Dozens of projects in Building SD initiative's first year
By Nora Hertel
By Nora Hertel
PIERRE (AP) — A new state economic development effort doled out more than $7 million in grants and loans in its first year, though some lawmakers want to revisit how the money is distributed.
The 2013 Legislature established the Building South Dakota fund as a way to eliminate some of the debate about how to use unclaimed property dollars on housing, education and infrastructure projects.
It feeds money into five different "buckets," as legislators call them, with a different goals and managers. Here's a look at the five funds, 11 months after the policy's inauguration:
HOUSING OPPORTUNITY FUND
The program has awarded $3.5 million to 38 projects, including several to chapters of Habitat for Humanity.
The housing fund is managed by the state's Housing Development Authority, which usually supports projects with federal money that serve low-income people.
Lorraine Polak, director of rental housing development, said money from Building South Dakota has helped people with moderate income find housing and cover other needs, such as homelessness prevention, down payment assistance and rehabilitation of old properties.
"It's a nice opportunity to address the housing issues that we've seen through the years," Polak said. "Since it's not federal funds, we do have more flexibility."
WORKFORCE EDUCATION FUND
South Dakota schools will use $2.1 million from Building South Dakota on programs for English language learners in this first year. Department of Education officials expect to use $2 million next year.
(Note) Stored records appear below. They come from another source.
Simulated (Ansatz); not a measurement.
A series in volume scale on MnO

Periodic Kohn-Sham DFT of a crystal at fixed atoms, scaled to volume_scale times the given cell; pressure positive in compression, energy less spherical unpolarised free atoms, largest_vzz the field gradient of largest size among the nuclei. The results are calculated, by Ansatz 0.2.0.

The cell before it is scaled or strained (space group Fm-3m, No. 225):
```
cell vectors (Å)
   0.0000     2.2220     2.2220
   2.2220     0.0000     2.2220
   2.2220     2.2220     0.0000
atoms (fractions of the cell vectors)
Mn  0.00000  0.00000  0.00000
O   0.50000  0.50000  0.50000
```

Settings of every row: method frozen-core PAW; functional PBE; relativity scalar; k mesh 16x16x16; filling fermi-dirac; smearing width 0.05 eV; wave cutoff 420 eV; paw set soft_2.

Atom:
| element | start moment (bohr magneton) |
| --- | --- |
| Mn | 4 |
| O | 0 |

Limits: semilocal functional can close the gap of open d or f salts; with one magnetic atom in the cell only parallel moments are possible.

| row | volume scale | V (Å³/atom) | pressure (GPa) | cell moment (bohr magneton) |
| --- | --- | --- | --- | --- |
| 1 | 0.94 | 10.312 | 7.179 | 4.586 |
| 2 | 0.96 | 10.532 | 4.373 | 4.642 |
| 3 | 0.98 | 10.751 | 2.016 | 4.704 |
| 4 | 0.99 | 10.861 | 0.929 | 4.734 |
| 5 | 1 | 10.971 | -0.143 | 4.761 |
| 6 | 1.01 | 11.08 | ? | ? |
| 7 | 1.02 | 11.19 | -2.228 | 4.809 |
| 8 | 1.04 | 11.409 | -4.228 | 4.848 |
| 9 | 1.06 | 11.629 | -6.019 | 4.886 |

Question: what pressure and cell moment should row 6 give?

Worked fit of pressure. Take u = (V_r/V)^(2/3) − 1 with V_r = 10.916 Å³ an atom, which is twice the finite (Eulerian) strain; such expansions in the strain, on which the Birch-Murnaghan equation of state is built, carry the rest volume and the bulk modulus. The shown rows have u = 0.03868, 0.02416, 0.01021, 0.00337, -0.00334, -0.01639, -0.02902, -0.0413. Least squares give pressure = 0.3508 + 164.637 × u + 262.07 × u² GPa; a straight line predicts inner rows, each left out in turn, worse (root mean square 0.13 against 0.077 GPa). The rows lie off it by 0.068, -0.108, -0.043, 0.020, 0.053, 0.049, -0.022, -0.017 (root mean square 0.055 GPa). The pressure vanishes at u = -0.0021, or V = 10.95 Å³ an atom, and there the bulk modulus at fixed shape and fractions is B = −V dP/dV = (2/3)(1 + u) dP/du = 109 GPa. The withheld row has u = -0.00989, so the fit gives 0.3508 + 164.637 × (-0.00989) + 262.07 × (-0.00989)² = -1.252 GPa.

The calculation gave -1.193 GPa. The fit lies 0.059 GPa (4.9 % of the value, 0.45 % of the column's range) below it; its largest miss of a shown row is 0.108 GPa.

Much of the money goes to schools in Sioux Falls and Aberdeen. The Huron School District has also seen an influx of students with limited English proficiency.
Beginning in 2015, the department will likely expand the use of this bucket and begin distributing grants to career and technical education programs and send additional funds directly to schools.
The Revolving Economic Development Initiative has been active since the 1980s. It receives a boost now of 5 percent from the Building South Dakota distribution for projects under $20 million. Board members award low-interest loans to startup companies and expanding businesses to promote job creation.
LOCAL INFRASTRUCTURE IMPROVEMENT GRANT FUND
Just over $1.1 million has gone to six local projects, according to public records from the Board of Economic Development. The fund is managed by the same board as REDI and economic development partnership funds.
ECONOMIC DEVELOPMENT PARTNERSHIP FUND
The fund is dedicated to local development corporations that often operate on volunteer power, said Travis Dovre, assistant finance director for the Governor's Office of Economic Development.
The fund made about $630,000 in awards to 12 entities in its first year.
Yankton Rep. Bernie Hunhoff, the Democrat Minority Leader said some of his constituents have been frustrated at how slowly this fund has developed, which Dovre acknowledged.
"Nobody wanted to come out and define some hard and fast parameters before we saw the applications," he said.
Though the Building South Dakota program is a "landmark" project, Hunhoff said he hopes to refigure the program's future funding before the first $30 million is distributed over the next three years.
During the session, he and other Democrats said they want to ensure future funding with a simple formula, while Republicans developed a more complicated system that prioritizes the state's rainy day fund.
Senate President Pro Tempore Corey Brown, a Republican from Gettysburg, helped develop the new funding formula and agreed that the program should be reviewed regularly.